When David Nicholls started talking about the eagerly awaited follow-up to the phenomenon that was One Day, he admitted Us was a sequel of sorts. Not literally – Us isn’t “what Dexter did next” – but there’s certainly a sense of continuum as its 54-year-old narrator Douglas battles with what happens after the excitement of new love, new home and new children dies down. The unrequited love at the heart of One Day is still here – just within a family increasingly uneasy with itself.

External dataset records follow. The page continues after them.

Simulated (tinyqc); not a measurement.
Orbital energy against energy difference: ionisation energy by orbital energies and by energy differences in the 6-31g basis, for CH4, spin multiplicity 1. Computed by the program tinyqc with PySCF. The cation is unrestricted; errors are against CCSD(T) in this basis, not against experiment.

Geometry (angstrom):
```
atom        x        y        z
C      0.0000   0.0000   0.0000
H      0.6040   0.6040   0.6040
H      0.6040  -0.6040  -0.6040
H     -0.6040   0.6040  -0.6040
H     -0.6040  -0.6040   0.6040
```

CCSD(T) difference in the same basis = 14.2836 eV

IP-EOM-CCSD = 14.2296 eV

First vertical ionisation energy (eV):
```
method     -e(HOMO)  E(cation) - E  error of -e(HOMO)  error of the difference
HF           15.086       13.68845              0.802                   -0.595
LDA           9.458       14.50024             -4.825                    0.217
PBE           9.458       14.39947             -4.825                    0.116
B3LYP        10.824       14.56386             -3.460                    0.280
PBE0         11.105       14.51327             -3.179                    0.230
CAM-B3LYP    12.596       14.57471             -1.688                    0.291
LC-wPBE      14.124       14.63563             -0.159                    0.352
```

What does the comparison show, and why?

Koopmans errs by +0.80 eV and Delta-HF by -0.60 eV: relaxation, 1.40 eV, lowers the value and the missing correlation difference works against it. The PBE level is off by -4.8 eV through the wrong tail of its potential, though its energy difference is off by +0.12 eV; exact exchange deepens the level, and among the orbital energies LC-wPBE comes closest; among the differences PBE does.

As he proved in One Day, David Nicholls is brilliant at picking apart modern life with all its hopes, disillusionments and regrets, and marrying it to a gently heartbreaking narrative. Here, the uptight and pragmatic Douglas recounts on the very first page the moment the effortlessly cool and liberal Connie, his wife for over 20 years and mother of their 17-year-old son, says: “I think I want to leave you.” The “think” is crucial, because it gives Douglas the slightest of impressions that he can win her back on a last family holiday around Europe.
From Paris to Venice, the holiday turns into a sad farce, and while some of the plot contrivances do require some suspension of disbelief, Douglas always rings true. His observations on family life, fatherhood and growing older are sad, often funny and effortlessly drawn – and the frequent flashbacks to when Douglas and Connie were happier (and sometimes distraught) are vivid and underpin the poignantly nostalgic tone. When he describes their new house in the country as “a half-empty doll’s house with not quite enough dolls”, it’s genuinely tragic.
When Us was published in hardback last year – and Booker longlisted – any criticism of the book surrounded Douglas’s prosaic personality set against Connie’s spontaneity. It is odd that he appears to have no male friends, and the first-person delivery does beg the question of who exactly Douglas is telling his story to. But where the media luvvieness of Dexter in One Day was slightly dated, this story of a biochemist and museum worker feels more grounded. And in its similarly bittersweet ending, Nicholls reveals himself to be an adept chronicler of the cruelties, banalities – and sometimes joys – of 21st-century life.